## Remove Outliers

In the file `src/preprocessing.py`, we perform the preprocessing steps necessary for the next phase of this project. This file does the following:

1. Load and merge data, using the `Id` feature as we did previously
2. Assign correct data types, in particular, designating which features are categorical
3. Handle missing values, using the work we did previously
4. Preprocessing

In [1]:
run src/preprocessing.py

#### Complete Feature Sets

We are starting to do some fairly complicated feature engineering. It makes sense that we should spend some time thinking about the different data sets we are creating so that we can keep track of what we have.

##### Standard Scaled Data Set

One data set is the standard scaled data set. For this data set, there is no need to separate the encoded categorical features. These two dataframes comprise a complete data set

- Log Transformed, Standard Scaled Numerical Features (`numeric_log_std_sc_df`)
- Complete One-hot Encoded Categorical Features (`categorical_encoded_df`)

##### Gelman Scaled Data Set

The other data set is the Gelman scaled data set. For this data set, we have separated the encoded categorical features based on a threshold for variance. These three dataframes comprise a complete data set

- Log Transformed, Gelman Scaled Numerical Features (`numeric_log_gel_sc_df`)
- One-hot Encoded Categorical Features with Significant Variance, Centered (`categorical_encoded_features_significant_variance_centered`)
- One-hot Encoded Categorical Features with Insignificant Variance (`categorical_encoded_features_insignificant_variance`)




### Identify Outliers

Next, we will work with the numeric features to identify outliers. As before, we will use the Tukey Method.

In [2]:
def display_outliers(dataframe, col, param=1.5):
    Q1 = np.percentile(dataframe[col], 25)
    Q3 = np.percentile(dataframe[col], 75)
    tukey_window = param*(Q3-Q1)
    less_than_Q1 = dataframe[col] < Q1 - tukey_window
    greater_than_Q3 = dataframe[col] > Q3 + tukey_window
    tukey_mask = (less_than_Q1 | greater_than_Q3)
    return dataframe[tukey_mask]

In [3]:
print("Column.             Standard      Gelman ")
print("--------------------------------------------")
for col in numeric_log_std_sc_df.columns:
    print("{:20} {:12} {}".format(col, 
                               str(display_outliers(numeric_log_std_sc_df, col).shape),
                               str(display_outliers(numeric_log_gel_sc_df, col).shape)
                              ))

Column.             Standard      Gelman 
--------------------------------------------
LotFrontage          (122, 23)    (122, 23)
LotArea              (128, 23)    (128, 23)
YearBuilt            (9, 23)      (9, 23)
YearRemodAdd         (0, 23)      (0, 23)
MasVnrArea           (0, 23)      (0, 23)
BsmtFinSF1           (0, 23)      (0, 23)
BsmtFinSF2           (167, 23)    (167, 23)
BsmtUnfSF            (125, 23)    (125, 23)
TotalBsmtSF          (52, 23)     (52, 23)
FirstFlrSF           (7, 23)      (7, 23)
SecondFlrSF          (0, 23)      (0, 23)
LowQualFinSF         (26, 23)     (26, 23)
GrLivArea            (10, 23)     (10, 23)
GarageYrBlt          (1, 23)      (1, 23)
GarageArea           (84, 23)     (84, 23)
WoodDeckSF           (0, 23)      (0, 23)
OpenPorchSF          (0, 23)      (0, 23)
EnclosedPorch        (207, 23)    (207, 23)
ThreeSsnPorch        (24, 23)     (24, 23)
ScreenPorch          (116, 23)    (116, 23)
PoolArea             (7, 23)      (7, 23)
MiscVal       

Note that both scaling techniques return the same number of outliers.

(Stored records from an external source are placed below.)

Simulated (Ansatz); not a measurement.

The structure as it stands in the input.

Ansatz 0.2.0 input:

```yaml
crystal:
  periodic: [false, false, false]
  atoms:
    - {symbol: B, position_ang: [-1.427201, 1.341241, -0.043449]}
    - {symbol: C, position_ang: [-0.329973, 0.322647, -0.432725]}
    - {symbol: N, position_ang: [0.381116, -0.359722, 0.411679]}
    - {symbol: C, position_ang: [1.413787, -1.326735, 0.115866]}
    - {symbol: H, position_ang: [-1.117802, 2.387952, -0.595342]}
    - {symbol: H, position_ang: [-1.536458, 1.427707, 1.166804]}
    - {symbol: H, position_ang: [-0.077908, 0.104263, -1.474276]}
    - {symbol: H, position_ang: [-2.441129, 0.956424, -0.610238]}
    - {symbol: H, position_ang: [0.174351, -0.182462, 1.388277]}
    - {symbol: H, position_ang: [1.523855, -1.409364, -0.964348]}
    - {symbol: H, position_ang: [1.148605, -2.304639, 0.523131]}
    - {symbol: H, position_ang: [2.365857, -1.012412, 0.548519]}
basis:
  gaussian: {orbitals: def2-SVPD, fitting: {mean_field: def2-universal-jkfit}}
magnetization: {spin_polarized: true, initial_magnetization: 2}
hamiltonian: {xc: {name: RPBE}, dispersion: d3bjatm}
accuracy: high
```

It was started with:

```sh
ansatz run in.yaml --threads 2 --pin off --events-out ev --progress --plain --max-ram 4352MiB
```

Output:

### Count Multiple Outliers

As before, we will count row that are outlier for more than one feature.

In [4]:
from collections import Counter

In [5]:
def multiple_outliers(dataframe, count=2):
    raw_outliers = []
    for col in dataframe:
        outlier_df = feature_outliers(dataframe, col)
        raw_outliers += list(outlier_df.index)

    outlier_count = Counter(raw_outliers)
    outliers = [k for k,v in outlier_count.items() if v >= count]
    return outliers

In [6]:
len(multiple_outliers(numeric_log_std_sc_df)), len(multiple_outliers(numeric_log_gel_sc_df))

(292, 292)

Again, the two scaling techniques return the same number of multiple outliers. Unfortunately, this number of outliers represents an unacceptable loss of data, approximately 20% of our data.

In [7]:
len(multiple_outliers(numeric_log_std_sc_df))/numeric_log_std_sc_df.shape[0]

0.20124052377670573

We set the multiple feature count higher and reassess.

In [8]:
print(len(multiple_outliers(numeric_log_std_sc_df, count=4)), len(multiple_outliers(numeric_log_gel_sc_df, count=4)))
print(len(multiple_outliers(numeric_log_std_sc_df, count=4))/numeric_log_std_sc_df.shape[0])

20 20
0.013783597518952447


In [9]:
print(len(multiple_outliers(numeric_log_std_sc_df, count=5)), len(multiple_outliers(numeric_log_gel_sc_df, count=5)))
print(len(multiple_outliers(numeric_log_std_sc_df, count=5))/numeric_log_std_sc_df.shape[0])

7 7
0.004824259131633356


Instances that are an outlier in four or more features amount to 1.3% of the data. Instances that are an outlier in five or more features amount to 0.5% of the data.  Both of these represent acceptable losses. Here we will use Instances that are outlier in five or more features.

In [10]:
numeric_log_std_sc_out_rem_df = numeric_log_std_sc_df.drop(multiple_outliers(numeric_log_std_sc_df, 5))
numeric_log_gel_sc_out_rem_df = numeric_log_gel_sc_df.drop(multiple_outliers(numeric_log_gel_sc_df, 5))